Cheese can be quite expensive. Removing the cheese from a few meals a week should cut down on your spending.

45. Check Expiration Dates

When buying perishable products like milk, make sure to check the expiration date. You don’t want to buy something that expires in two days and you’ll have to throw away.

46. …But Know the Limits of Expiration Dates

Expiration dates aren’t well-regulated, and are often used to indicate peak freshness, not warn you that a product is no longer safe to consume. Many people don’t understand this, with 90% of Americans throwing out food before it’s gone bad. Do a little online research to educate yourself before you toss something out.

47. Properly Store Your Food

Anything that you can freeze — such as meat and bread — should go in the freezer if you aren’t using it soon. You don’t want to forget about some fish in the fridge until it starts smelling. Properly organizing your fridge and freezer will certainly help.

48. Practice Portion Control

Eating smaller meals can be good for your figure and your wallet.

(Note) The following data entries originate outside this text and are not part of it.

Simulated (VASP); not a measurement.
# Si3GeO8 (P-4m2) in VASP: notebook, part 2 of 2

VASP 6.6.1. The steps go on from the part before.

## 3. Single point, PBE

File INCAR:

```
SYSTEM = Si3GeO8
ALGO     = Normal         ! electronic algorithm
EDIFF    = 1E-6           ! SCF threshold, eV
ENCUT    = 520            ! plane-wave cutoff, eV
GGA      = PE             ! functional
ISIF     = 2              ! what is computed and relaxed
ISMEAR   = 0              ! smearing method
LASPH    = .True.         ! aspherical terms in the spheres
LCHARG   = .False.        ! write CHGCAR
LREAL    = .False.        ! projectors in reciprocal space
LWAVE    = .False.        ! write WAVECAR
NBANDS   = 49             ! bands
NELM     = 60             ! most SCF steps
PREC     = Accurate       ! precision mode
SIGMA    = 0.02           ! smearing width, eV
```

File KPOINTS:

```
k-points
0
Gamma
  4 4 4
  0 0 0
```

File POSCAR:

49. Take Advantage of Your Workplace’s Food

Does your workplace offer breakfast, coffee or snacks in the break room? Make sure to take advantage.

50. Hunt Down Free Meals

Free meals are a boon to the frugal. Employer-sponsored dinners, backyard barbecues and meals with a generous family member can help get you through the week. Of course, if you’re afraid of looking like a freeloader, you could ask for gift cards to your favorite restaurant for your next birthday.